“Fire and Sword”

Harry Sidebottom

This is book three of the “Throne of the Caesars” trilogy.

This trilogy is about the Rome’s Year of the Six Emperors (238 AD). It starts in 235 AD with the assassination of the last Severan emperor, Severus Alexander and focuses on the reign of Maximinus Thrax, who Sidebottom portrays as a somewhat reluctant ruler who is haunted by the death of his wife.

There are a lot of characters, and some — who seem to be in the book just so Sidebottom can write about different parts of Roman society — have plot arcs don’t really go anywhere. I liked the books. It’s obvious Sidebottom knows his history (he should: he teaches ancient history at Oxford), and I enjoy reading good books about ancient Rome. As a novel, though, it has things that could have been cut out without hurting the story.


Julian Stockwin

It has ships on the cover so it should be about deeds of daring do on the high seas, right? Well, this one is more about romance than broadsides and the eponym of the book is a woman, not a ship.

This entry in the Kydd series is more Austen than Hornblower and most of the story takes place on dry land as Kydd tries to win back the affections of “The Admiral’s Daughter“. As much as I enjoy the action and adventure elements of this genre, it’s this sort of story that humanizes and rounds out characters, and it’s one of the things that distinguishes the Kydd series.

(Note: Though this is being posted after the post for “The Baltic Prize” this book precedes it in the series.)

“The Iron King”

Maurice Druon

This is the first of the seven part “Accursed Kings” series about the French monarchy in the 14th century. In this volume Philip IV (“Philip the Fair”) brings a curse on his family by suppressing the Knights Templar. A series of disasters culminate in his death.
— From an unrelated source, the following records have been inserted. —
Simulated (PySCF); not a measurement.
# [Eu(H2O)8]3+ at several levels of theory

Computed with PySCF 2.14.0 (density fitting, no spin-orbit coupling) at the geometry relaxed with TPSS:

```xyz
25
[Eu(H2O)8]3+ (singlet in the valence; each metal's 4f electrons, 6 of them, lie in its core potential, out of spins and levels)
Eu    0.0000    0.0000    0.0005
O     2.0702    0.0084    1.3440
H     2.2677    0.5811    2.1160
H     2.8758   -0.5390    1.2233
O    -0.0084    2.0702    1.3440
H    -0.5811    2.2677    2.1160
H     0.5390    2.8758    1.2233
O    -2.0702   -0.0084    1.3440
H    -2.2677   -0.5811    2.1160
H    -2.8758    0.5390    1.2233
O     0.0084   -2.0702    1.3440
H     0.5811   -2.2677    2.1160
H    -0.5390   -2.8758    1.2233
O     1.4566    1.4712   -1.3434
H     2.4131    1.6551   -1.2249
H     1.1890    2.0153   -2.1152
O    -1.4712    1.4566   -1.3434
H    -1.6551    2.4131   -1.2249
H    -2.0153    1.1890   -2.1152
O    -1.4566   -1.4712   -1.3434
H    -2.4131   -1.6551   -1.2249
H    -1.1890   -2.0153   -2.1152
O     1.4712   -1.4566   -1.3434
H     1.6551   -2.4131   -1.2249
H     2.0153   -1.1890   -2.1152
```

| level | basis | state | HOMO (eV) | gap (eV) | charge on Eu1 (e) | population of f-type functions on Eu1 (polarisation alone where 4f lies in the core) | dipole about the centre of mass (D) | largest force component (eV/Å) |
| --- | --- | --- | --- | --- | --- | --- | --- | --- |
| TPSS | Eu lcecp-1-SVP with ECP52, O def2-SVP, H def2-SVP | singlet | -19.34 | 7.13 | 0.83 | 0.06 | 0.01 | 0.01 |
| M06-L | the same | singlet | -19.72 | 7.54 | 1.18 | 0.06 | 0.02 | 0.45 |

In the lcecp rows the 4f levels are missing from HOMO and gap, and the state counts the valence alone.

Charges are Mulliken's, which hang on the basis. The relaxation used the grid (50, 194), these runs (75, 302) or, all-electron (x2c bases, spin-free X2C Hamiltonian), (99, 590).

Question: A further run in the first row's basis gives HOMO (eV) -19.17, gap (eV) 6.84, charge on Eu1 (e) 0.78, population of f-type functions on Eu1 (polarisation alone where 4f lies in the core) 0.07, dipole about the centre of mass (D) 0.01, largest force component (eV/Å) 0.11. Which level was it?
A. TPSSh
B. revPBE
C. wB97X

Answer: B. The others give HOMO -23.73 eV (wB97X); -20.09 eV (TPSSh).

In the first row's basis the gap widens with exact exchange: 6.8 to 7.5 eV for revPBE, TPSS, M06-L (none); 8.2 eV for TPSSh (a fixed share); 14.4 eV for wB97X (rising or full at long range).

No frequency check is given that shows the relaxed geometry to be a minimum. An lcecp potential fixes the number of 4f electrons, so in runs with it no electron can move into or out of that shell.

“The Iron King” is a deliberately paced book, not a page turner. But the pace feels appropriate to the era and the scope of the story and I plan to continue with the series.

George R. R. Martin has mentioned this series one of the inspirations for the “Song of Ice and Fire” series. Even though I enjoyed the “Game of Thrones” TV series I didn’t want to devote time to Martin’s books. “Accursed Kings”, on the other hand, is based on history, which makes it — to me — much more worth my time.